The practice tip you don't want to hear
Many musicians spend their early years of training - and maybe some of the later years - fighting a cold, hard fact about their practice habits: the slow way is the fast way.
Slowness is the magic ingredient that makes the idea of repetition valuable. When a singer or an instrumentalist is learning new music, there's usually a good amount of repetition involved in practice, in order to make "perfect". The catch is, "perfect" doesn't come after a certain number of repetitions; it comes after a smart use of those repetitions. Just like when you re-read a paragraph over and over without actually knowing what it says, mindless practice can go on for eons if there's no sense to the repetitive work.
That's where slowness comes in. It's the great magnifying glass, the exposer of weak spots. It's in slow practice that you find the crux of the problem, the ignored detail, the missing piece that makes the difference between a section of music that's hit-and-miss, and one that's consistent like a Swiss watch.
Of course, while you're being very tortoise-like with your work, it can feel like the progress you're making is too slow. To keep you thinking positively, and working well, there are three things to keep in mind as you plod along:
Identify what you're fixing
Are you dealing with some tongue-twisting text? Stick to speaking instead of tiring yourself out with sung repetitions. Figuring out the mystery of a strange and unfamiliar rhythm? Subdivide like a mathematician. Are you navigating a dizzying headache of coloratura? We've got you covered.
Whether you've got one or many issues to solve, tackle them one at a time, and trust that you're not spending too much time doing so. On a related note...
Keep the pieces separate, for longer than you think
If you're dealing with a page of music that has weird rhythms, complicated coloratura, and a hellish bit of text, you might be tempted to mash all three elements together in your slow repetitions. Resist! Spend your time working on the difficult elements as individual tracks. It might feel like you're spending double or triple the time you could be spending working on a single section of music, but combining text, notes, and rhythm that you only kinda know will slow down your overall progress at best, and solidify bad habits at worst.

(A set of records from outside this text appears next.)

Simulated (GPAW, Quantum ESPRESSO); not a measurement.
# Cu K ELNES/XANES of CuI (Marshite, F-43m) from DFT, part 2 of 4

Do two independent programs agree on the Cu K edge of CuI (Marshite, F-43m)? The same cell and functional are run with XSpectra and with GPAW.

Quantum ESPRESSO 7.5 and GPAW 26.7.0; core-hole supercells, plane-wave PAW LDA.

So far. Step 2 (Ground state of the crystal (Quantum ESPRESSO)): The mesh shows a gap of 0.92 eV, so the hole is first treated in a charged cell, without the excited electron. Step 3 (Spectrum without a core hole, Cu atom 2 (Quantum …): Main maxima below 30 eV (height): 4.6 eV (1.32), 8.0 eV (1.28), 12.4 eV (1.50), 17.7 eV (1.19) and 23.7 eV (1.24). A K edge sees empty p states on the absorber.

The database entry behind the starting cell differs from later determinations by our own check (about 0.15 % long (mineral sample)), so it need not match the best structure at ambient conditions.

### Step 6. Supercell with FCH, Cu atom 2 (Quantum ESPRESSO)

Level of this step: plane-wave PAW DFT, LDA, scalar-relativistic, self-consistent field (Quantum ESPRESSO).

Don't worry about getting things a tempo
It's easy to say to yourself, "well sure, I can do it at 30 bpm, but what good does that do me when the tempo is marked prestississimo??" While you make a good point, getting up to a tempo is a detail that can only ever be achieved by knowing the music really, really well. All that slow practice has shone a light on the difficult corners and the problematic consonant clusters that would otherwise keep you from getting that line of music a tempo. Once that work is done, you get to do the great grand finale of any practice session: slowly (really, go slowly!) turn your metronome up notch by notch, until you're a prestississimo pro.